LAS VEGAS -- Here’s a phrase you’re certain to hear from Martin O’Malley after he takes the debate stage here: “15 years of executive experience.”

O’Malley, who served for seven years as Baltimore’s mayor and eight years as Maryland’s governor, routinely touts his record of getting things done and argues that’s what sets him apart from his Democratic rivals.

So far, that argument hasn’t resonated with many voters. O’Malley remains mired in the single digits in national polls as well as those from Iowa and New Hampshire. Even Democrats in O’Malley’s home state of Maryland are more inclined to support Hillary Rodham Clinton and Sen. Bernie Sanders (I-Vt.).

O’Malley’s campaign is banking on a breakout moment on Tuesday night, as voters across the country get their first chance to size up all five candidates seeking the Democratic nomination.

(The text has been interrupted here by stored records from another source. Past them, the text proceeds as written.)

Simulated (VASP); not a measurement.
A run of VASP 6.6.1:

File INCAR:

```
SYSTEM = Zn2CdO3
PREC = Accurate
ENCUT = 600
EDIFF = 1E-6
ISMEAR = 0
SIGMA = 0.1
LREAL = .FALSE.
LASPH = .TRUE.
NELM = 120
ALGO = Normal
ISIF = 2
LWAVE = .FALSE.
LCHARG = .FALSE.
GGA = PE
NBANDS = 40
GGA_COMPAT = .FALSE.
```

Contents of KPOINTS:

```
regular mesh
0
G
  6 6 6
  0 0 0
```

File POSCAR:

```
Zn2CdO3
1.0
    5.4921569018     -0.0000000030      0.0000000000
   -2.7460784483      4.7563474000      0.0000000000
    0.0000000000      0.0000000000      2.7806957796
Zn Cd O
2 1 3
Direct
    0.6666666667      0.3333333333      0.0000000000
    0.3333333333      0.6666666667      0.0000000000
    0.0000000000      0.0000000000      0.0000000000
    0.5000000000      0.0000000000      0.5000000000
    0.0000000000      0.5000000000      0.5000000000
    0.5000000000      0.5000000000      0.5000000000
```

His eight-year tenure as governor gives him plenty of progressive policy victories to crow about. During his tenure, the state raised the minimum wage, legalized same-sex marriage, adopted new gun-control measures, repealed the death penalty, pumped record amounts of money into education and took several steps to make life easier for undocumented immigrants.

O’Malley argues that while other candidates talk about the progressive policies they would pursue, he’s already demonstrated that he can put them in place. (Usually left unmentioned is that the fact that Democrats control both chambers of the Maryland legislature, making it a friendlier environment for a Democratic chief executive than Congress is these days.)

And O’Malley’s record as mayor of Baltimore came under a great deal of scrutiny early in his presidential campaign.

As mayor, he ushered in an era of zero-tolerance policing in the city. O’Malley argues the aggressive approach helped drive down crime. His critics have said it bred distrust between police and the community and contributed to the discontent that surfaced during the rioting earlier this year.

There’s something else that sets O’Malley apart on the campaign trail: His guitar. The former governor has long had a side career as the frontman for O’Malley’s March, a Celtic rock band. At campaign stops, it’s not unusual for O’Malley to play a song after he delivers remarks.

At age 52, O’Malley is also the youngest candidate in the Democratic field. A father of four, he is married to a district court judge in Baltimore.

Despite his low standing in the polls, O’Malley comes across as a happy warrior as he stumps across the early nominating states. One reason for his optimism dates back to the 1984, when he worked as a young organizer for the presidential campaign of Gary Hart.

Hart barely registered in the polls during the summer before the voting began. He exceeded expectations in Iowa, scored an upset in New Hampshire and went on to give former vice president Walter Mondale a serious challenge for the nomination.

As O’Malley takes the stage Tuesday, he is hoping history will repeat itself -- and then some.